How to Scrape Yahoo Finance Data with Python

Written by sandra-moraes | Published 2019/11/14
Tech Story Tags: web-scraping | data-science-tools | yahoo-finance-scraping | python-tutorials | python-machine-learning | scraping-using-python | python | yahoo

TLDR Financial market data is one of the most valuable data in the current time. If analyzed correctly, it holds the potential of turning an organisation’s economic issues upside down. In this blog, we are going to extract data about cryptocurrencies, currencies, world-indices, active-stocks and commodities. The applications of scraping Yahoo finance data can be forecasting stock prices, predicting market sentiment towards a stock, gaining an investive edge and the process of generating investment plans can make good use of this data.via the TL;DR App

Financial market data is one of the most valuable data in the current time. If analyzed correctly, it holds the potential of turning an organisation’s economic issues upside down. Among a few of them, Yahoo finance is one such website which provides free access to this valuable data of stocks and commodities prices. In this blog, we are going to implement a simple web crawler in python which will help us in scraping yahoo finance website. Some of the applications of scraping Yahoo finance data can be forecasting stock prices, predicting market sentiment towards a stock, gaining an investive edge and cryptocurrency trading. Also, the process of generating investment plans can make good use of this data!
Before scraping yahoo finance website, let us first understand more about Yahoo finance Data in the next section. 

What is Yahoo Finance?

Yahoo finance is a business media platform from Yahoo which provides comprehensive offerings in the world of business and investment. It has a plethora of available business information like financial news, data about stock quotes, press releases and financial reports. Whether you are an investor or are just looking for some business news, Yahoo finance is the place to go. The biggest plus of Yahoo finance is that it provides all of this information for free. Hence by scraping Yahoo finance data, you can actually get valuable information at your end and do an analysis of stocks and currencies trends. Moreover, you get real-time information about stock prices along with access to other financial investment/management tools.

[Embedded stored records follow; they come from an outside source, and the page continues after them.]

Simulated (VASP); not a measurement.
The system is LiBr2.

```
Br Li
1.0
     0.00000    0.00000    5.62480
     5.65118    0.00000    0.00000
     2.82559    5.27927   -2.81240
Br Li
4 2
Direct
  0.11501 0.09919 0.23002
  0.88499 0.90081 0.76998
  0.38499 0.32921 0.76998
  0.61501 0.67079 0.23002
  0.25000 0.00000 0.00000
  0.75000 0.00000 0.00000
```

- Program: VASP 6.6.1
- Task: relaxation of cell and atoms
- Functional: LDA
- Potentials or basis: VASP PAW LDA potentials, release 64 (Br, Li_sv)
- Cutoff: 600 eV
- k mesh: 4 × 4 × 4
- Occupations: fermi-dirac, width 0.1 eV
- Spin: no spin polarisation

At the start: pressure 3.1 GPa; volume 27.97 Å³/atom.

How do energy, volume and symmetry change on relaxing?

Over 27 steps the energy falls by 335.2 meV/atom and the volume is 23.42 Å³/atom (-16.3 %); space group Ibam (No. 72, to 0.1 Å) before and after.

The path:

Why Scrape Finance websites?

Financial data if extracted and analysed in real time can provide a wealth of information for investments, trading, research and sentiment analysis
Stock trading 
Online trading involves stocks trading via an online platform. Online trading portals facilitate the trading of different financial instruments such as stocks, mutual funds and commodities. In online stock trading, owners of one stock meet different buyers virtually and sell the stocks to buyers. The selling part only happens when a buyer and a seller has negotiated the price of exchange.
Furthermore, these prices are market dependent and are provided by scraping yahoo finance. Moreover, stock trading organisations can leverage yahoo finance data to keep a record of changing stock prices and market trend. This analysis will help financial and investment companies to predict the market and buy/sell stocks for maximum profits.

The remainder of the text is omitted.